The South has traditionally been cheaper than the Northeast and the West Coast due to the South being a mostly agricultural region of the country. Texas has something that PA doesn't really have: a massive glut of land. Half of the land is arable while the other half is mostly desert. If Houston, Dallas, or San Antonio wanted to build more mid and high rises the same way as cities in the East Coast and in the Midwest have done, they could've done so.

But land is so cheap and plentiful down in TX and much of the South, that it makes more sense to build a lot of single family homes down there cheaply and at a small profit as opposed to building single family homes in the cities and suburbs of NYC, Boston, Chicago, Detroit, and Philly, where land has already been developed and there's already stringent zoning and codes for development. I'd love to know where you get the figures stating that there's higher quality of life and living in Miami/South Florida outside of South Beach/Downtown, Atlanta, and Dallas as opposed to Philly.



Quote:
Originally Posted by City Wide View Post
I just have a very difficult time imagining someone deciding to move to one of those 4 southern cities you mentioned largely based on housing costs, even if they are all cheaper than Philly. People largely follow jobs and family to other areas of the country, not housing costs.
Dude, where have you been? Have you been hiding under a rock or have you been abducted by extraterrestrials from outer space or something? According to the latest census estimates, the Midwest has suffered the most with low population growth, followed closely by the Northeast. With the exception of DC and Boston, there's negative growth in NY, VT and CT, stagnant growth in NJ and PA, and even reduced growth in MD and VA.

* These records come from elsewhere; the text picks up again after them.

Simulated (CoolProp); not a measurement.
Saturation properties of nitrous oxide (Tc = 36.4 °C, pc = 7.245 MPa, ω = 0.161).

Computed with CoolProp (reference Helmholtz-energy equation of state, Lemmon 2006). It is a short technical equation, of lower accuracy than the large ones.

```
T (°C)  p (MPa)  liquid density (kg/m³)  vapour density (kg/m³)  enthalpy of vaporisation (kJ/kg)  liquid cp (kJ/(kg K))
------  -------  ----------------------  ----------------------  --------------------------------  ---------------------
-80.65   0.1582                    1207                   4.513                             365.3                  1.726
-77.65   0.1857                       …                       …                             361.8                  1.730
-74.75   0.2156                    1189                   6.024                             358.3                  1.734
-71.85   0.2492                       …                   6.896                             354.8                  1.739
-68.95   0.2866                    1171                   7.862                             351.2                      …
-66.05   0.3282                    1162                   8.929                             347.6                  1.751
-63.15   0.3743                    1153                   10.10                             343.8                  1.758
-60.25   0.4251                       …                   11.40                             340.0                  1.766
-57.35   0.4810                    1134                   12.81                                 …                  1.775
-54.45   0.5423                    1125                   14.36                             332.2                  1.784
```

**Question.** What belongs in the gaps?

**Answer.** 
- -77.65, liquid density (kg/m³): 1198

Ditto for IL, as the population growth there over there has declined over there due to not just the quality of life, but also in the case of Chicago, violence, subpar schools, high sales taxes, other associated taxes, and corruption. MI and OH are still stagnant, with small growth pockets in Grand Rapids and Columbus while Detroit and Cleveland continues to decline.

The number one reason why people leave the Midwest and the East Coast for places like Atlanta, Miami, Orlando, Tampa, Houston, and Dallas and nowadays, even cities like Jacksonville, Nashville, Charlotte, San Antonio, Fort Worth, and Raleigh is because of not just lower costs, but the jobs are there in those cities, whether you want to believe it or not. There's a reason why GSK went to Raleigh, Nissan set up it's American HQ in Nashville, Toyota moved it's American HQ from CA to TX, Mack trucks moved from Allentown to Greensboro and Sunoco went to Dallas and it's not just the good old Southern food and the BBQ.

It just so happens the the lower taxes are attracting companies from the Midwest and the East Coast whether you like it or not. Personally I would've loved to have seen Mack still based in Allentown and Sunoco deserved to be in Philadelphia over Dallas, but when you have high business taxes in Philly and PA, and these companies want to make more profit, competition and productivity are the only things big business think about and if the jurisdictions cannot lower business taxes and enforce a healthier business climate, companies see no need to stay, and they have every right to move out of the places they're located if they're not profitable nor productive even if the company was based over here for a long time for over 100+ years as in the case of Sunoco.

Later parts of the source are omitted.